Note from BW of Brazil: Actress Juliana Alves has been previously featured here on the blog and has made a name for herselfin various novelas and during annual Carnaval celebrations in Rio de Janeiro. Juliana is also not afraid to speak her mind on social ills, disappointments and problems in Brazilian society, particularly those facing Afro-Brazilians in general and especially black women. In the piece below, taken from a special issue of TPM magazine on Afro-Brazilians and racism, Alves reveals her thoughts on the struggle for justice and representation.
A desire for change
by Felipe Maia
The actress Juliana Alves, 32, has been a member of the NGO Criola and in the recent Carnival, she embodied the “Rainha de Bateria” (Queen of the Drumbeat) for the Unidos da Tijuca Samba School. She believes that black women are the most vulnerable in society.
“I could be the contradiction in person. I have experienced many instances that almost made me give up being the ‘Queen of the Drumbeat’ in Carnival, examples of a sexist universe worshiped in Brazil, but I think it’s important that our culture have its own identity. When I place myself in front of a samba school, a structure in which the woman is often devalued, I experience my culture as a political act. I try to position myself as part of the school, but, above all, as a black woman that deserves respect.
Dance was my first channel of expression, since I was little. My parents have always been very appreciative of the arts, as well as being socially engaged. When I was a kid, two kids offended me and my sister. They said we were monkeys while their father laughed. This image showed me that, racism was a problem in that family. When I experience such an episode, I know I’m in the right place – who is in the wrong place is racist. My interpretation would be different if it were not the discourse of my parents.
Even so, what most moves me as a human being is understanding how society, including people who love us, are capable, before an act of injustice, to let themselves be taken by an archaic reference to racism and sexism. How do they manage to think, ‘If you have suffered this, was it something you did’? They indulge in a more comfortable thought in order not to have to transform themselves also. It saddens me that people would rather believe in sexist and racist reality that they construct because it is more comfortable.
About two years ago my nieces and I went to a restaurant and, in the waiting area there was a playground for the kids to amuse themselves. The children were playing and a girl told them: ‘This is not the place for menina morena (brown girls), go play over there!’ When one of them came running to tell me what happened, I said, ‘Go back and keep on playing!’ It took me a while to compose myself from this situation because I knew what they were experiencing. These are experiences that, when we overcome (them), we need to pass it on to the children. Seek to make them react in case they go through this too.

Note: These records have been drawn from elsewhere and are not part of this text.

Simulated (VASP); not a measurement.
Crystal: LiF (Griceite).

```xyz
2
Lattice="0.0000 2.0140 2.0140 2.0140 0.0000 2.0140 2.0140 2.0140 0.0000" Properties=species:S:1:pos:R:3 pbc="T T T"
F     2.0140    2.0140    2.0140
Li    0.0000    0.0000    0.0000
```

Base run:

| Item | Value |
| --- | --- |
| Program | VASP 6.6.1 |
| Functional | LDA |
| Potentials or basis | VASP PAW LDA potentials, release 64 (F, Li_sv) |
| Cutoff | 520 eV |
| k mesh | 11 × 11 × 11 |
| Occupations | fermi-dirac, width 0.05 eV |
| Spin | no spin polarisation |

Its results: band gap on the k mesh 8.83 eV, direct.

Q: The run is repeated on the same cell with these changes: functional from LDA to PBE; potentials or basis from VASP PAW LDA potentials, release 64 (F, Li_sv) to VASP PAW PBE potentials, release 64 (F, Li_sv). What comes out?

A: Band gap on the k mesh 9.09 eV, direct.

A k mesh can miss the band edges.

These are examples of how, despite our warrior, competent and creative people, there are still ignorant people feeding this retrogression. I think Brazil is a very racist country. The case of Claudia Silva Ferreira, the black woman dragged by Military Police car in Rio de Janeiro, is racism. The case of Vinícius Romão de Souza, the black actor wrongfully imprisoned, is another example. Given the facts there are no arguments. And, in that context, black women are the most vulnerable in society.
Because of this, it is very important for our movement that we have visibility. I witnessed my nieces seeing Taís Araújo starring in the prime time novela, Viver a vida (2009), and asking: ‘Who is she?’ Taís appeared and paraded, she was applauded and cried. The girls began to realize that this character mattered. Lara, my niece who appears in this story, is the oldest of them. At that time, she was going through an identity crisis, she had just entered kindergarten and would say that she was ugly, she felt inferior. In these days of crisis, I showed her the character in the novels and said, ‘Look how beautiful her hair is! Look at her skin tone, the same as yours!’ After a few seconds, Lara said, ‘Titia (Auntie), I love her.’ When you see a great engineer, a great doctor, you see yourself there and go after this. Opportunities often come, but you have to believe in this a lot to reach them.
I speak with a willingness to change this situation. I advocate measures such as quotas for blacks in universities because they break barriers constructed by a historic mistake. Likewise, thanks to the Movimento Negro (black movement), we have a greater number of blacks on television and in Brazilian cinema. It’s important to have visibility. When my little nieces see successful black characters on TV, they identify with them. As an actress, the success and impact of my work are instruments of social transformation. I am, besides an artist, a citizen.”